The raw concept of how Lego works--building new kits, smashing stuff up, and collecting studs--is devilishly simple, but the reason this game kick started such a successful franchise is that it started with the Star Wars license. Everyone loves Star Wars. Unlike most licensed games, though, this removes voiced cutscenes and replaces them with goofier versions that use only grunts, squeals, and beeps. Smart. This makes the serious moments way more entertaining than they have any right to be, and the light-hearted moments... well, they're even funnier. Still, we will NEVER forgive you for Jar Jar, George. Never.
Lego Batman (2008)
Following the success of Lego Star Wars and LS2, TT adds a fresh hero to the mix with Lego Batman. Not only is the license new, but TT also adds multiple tweaks to keep the series evolving, including an original story and special character costumes. Batman and Robin--and other heroes--have special suits that help them fight crime while still remaining fashionable.
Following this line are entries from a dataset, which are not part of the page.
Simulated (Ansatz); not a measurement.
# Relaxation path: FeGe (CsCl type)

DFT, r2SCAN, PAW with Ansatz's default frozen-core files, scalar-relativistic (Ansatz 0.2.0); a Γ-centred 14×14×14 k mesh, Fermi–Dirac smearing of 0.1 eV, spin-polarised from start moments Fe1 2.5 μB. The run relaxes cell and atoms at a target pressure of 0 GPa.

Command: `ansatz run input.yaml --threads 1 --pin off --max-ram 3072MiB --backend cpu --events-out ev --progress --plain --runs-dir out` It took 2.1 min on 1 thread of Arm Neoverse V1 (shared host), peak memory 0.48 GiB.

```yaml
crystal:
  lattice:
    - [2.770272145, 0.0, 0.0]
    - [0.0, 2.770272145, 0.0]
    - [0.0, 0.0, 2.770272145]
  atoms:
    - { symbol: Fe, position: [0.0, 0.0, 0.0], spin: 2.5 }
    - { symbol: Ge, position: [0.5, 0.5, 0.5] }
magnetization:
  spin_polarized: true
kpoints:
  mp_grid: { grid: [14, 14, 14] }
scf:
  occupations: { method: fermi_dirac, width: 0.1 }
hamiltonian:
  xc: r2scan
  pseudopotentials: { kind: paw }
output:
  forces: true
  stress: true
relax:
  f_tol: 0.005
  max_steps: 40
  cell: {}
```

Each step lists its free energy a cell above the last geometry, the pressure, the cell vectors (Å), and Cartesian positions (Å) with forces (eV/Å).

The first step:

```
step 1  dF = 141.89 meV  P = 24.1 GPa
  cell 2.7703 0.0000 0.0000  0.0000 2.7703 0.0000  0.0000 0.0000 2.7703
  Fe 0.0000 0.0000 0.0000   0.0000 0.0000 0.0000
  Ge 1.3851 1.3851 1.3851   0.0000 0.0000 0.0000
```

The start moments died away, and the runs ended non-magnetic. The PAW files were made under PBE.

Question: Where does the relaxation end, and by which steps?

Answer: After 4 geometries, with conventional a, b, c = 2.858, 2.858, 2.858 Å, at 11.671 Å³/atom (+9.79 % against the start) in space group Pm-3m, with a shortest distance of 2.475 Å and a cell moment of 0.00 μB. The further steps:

The biggest change to the Lego formula itself is the original story, which features two campaigns--one for heroes and one for villains. This means playable villains actually have a purpose (unlike in Star Wars) besides replaying Batmans story for hidden items. These bad guys also get to spend their leisure time in Arkham Asylum instead of the boring, a-bit-sex-dungeony, Batcave.
Lego Indiana Jones 2 (2009)
Lego Indiana Jones 2 isnt the best game; it freezes too often and focuses more on Shia LaBeouf than John Rhys-Davies. However, it has interesting little features that changed the Lego games significantly (my favourite addition is the ability to tie up characters with your whip and drag them around). The hub world is the largest to date, and it includes multiple controllable planes, cars, and boats that lead to different levels.
The biggest addition to the Lego formula is the introduction of a dedicated split-screen. Unlike many other games, however, the split screen is dynamic in that it appears when cooperative partners separate, and disappears when they're near each other. This rotating split screen can be confusing at first, but leaving your partner to hunt down hidden treasure is liberating. Just avoid the snakes. Indy hates snakes.
Lego Harry Potter: Years 1-4 (2010)
Lego Harry Potter could rest on its laurels (or some other clich) simply by having twice as many characters as any other Lego game, but it just adds so much more. Lego Harry Potter is the first in the TT series that includes playable animals--like Hermiones overweight cat and Hagrid's dog, Fang--and navigational help.
In fact, the biggest change to the Lego games is the introduction of navigational studs. A friendly ghost shows the way to each area of Hogwarts by dropping spectral studs (which you can collect, obviously). This smart GPS system is extremely handy when roaming the amazing recreation of Hogwarts, mostly because it's so faithful to the labyrinthine castle from the books and films (making it an easy place to get lost in).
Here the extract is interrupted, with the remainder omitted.